Reviewed: November 10, 2009
Genre: Paranormal Romance
Series: Guardians' League, Book 3
Rating: 4 Stars
Length: 304 Pages
Formats: Print, eBook
Amelia Elias has penned three books in the Guardians' League series (Hunted, Outcast, and Chosen) and I can only hope that there will be more - I would especially enjoy Ronin's story. I was incredibly surprised when I started out with Hunted. I don't know what I was expecting...well, okay, I do - and admittedly I was jaded by years of disappointment in books from less commercially credited authors. I expected a mediocre (at best) paranormal romance with probably a bit more eroticism than I'd find in mass market paperback titles. What I got was an intriguing, interesting read with characters I truly enjoyed and a story I wanted to see continue.
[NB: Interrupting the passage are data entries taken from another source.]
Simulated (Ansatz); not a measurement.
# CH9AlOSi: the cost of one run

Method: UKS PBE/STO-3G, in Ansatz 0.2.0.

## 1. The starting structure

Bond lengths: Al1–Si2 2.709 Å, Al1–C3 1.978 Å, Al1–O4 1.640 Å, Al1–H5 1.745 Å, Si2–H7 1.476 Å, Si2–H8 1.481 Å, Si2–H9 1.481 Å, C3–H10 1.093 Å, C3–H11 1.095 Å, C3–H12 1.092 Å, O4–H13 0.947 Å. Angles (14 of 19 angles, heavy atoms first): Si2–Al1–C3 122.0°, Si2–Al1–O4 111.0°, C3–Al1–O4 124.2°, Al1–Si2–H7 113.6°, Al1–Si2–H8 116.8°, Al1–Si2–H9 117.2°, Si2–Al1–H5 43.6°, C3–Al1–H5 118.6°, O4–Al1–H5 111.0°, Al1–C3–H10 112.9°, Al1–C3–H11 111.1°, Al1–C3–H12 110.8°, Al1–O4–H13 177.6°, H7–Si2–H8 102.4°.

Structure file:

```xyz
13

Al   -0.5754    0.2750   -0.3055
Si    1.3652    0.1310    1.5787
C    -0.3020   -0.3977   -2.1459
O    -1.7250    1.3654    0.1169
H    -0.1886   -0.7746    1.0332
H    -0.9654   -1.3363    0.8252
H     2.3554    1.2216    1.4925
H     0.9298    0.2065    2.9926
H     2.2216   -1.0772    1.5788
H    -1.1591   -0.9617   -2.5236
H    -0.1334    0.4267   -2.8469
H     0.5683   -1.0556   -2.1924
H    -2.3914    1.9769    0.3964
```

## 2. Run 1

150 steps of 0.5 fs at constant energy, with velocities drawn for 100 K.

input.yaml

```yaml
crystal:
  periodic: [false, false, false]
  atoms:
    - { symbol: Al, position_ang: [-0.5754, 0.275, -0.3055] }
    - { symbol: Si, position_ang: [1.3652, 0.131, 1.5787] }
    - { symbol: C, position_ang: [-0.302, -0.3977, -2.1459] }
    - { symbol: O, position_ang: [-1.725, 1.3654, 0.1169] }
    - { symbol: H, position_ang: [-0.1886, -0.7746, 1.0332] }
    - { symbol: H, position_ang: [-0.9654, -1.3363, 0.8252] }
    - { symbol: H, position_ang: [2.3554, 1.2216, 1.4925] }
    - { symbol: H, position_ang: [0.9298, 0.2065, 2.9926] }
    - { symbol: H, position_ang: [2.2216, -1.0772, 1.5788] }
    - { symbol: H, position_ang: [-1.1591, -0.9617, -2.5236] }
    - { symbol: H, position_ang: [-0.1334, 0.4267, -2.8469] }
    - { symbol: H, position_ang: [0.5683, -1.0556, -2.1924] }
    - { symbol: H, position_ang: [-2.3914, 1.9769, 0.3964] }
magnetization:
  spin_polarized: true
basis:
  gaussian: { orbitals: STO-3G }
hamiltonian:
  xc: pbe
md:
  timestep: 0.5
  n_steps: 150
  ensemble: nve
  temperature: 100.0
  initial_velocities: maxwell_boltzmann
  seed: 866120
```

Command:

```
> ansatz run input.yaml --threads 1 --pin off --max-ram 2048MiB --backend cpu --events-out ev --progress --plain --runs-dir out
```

So continue I did, to Outcast (which was extremely original when it was originally published, but there's been a best selling author that has similar major plot points and themes since then), then, after again being remarkably impressed, went ahead and got Chosen.
Chosen is the story of Gareth Ambrocio, patriarch of the Arachnid clan and Guardian Extraordinaire...who also enjoys leading vampire tours around his territory of New Orleans. While visiting a clan member at a bar, he runs into Alexa, a delightfully shy and rather innocent dhampyr...who has been dared and guilted and pushed into the rash action of commandeering Gareth for a body shot during the wild bachelorette party of a friend of hers. And Gareth, the big bad predator, is determined to keep her.
Gareth's story is full of humor and fun, and Gareth himself is a significantly lighter personality than Diego (Hunted) and Eli (Outcast). I enjoyed Alexa...even when she's stubbornly refusing to believe that vampires exist beyond all rational proof that they do. I also enjoyed seeing some of the old friends from the previous books.
Don't think of Elias' Guardians' League series as just another formulaic paranormal romance series. It's not just a mimicry of others' works. It's fantastic, has its own aspects of originality, and in some ways, is better than others in the genre. Only two facts are keeping these books from a five star rating for me: it's not the most original premise for the arc of the series and it's not as deeply plotted and layered as some of the masters of the sub-genre. I would like to say (again) that I truly hope that Elias plans to continue the Guardians' League series after Chosen. If she doesn't, it will be a grievous short-change for readers who enjoy quality paranormal romance.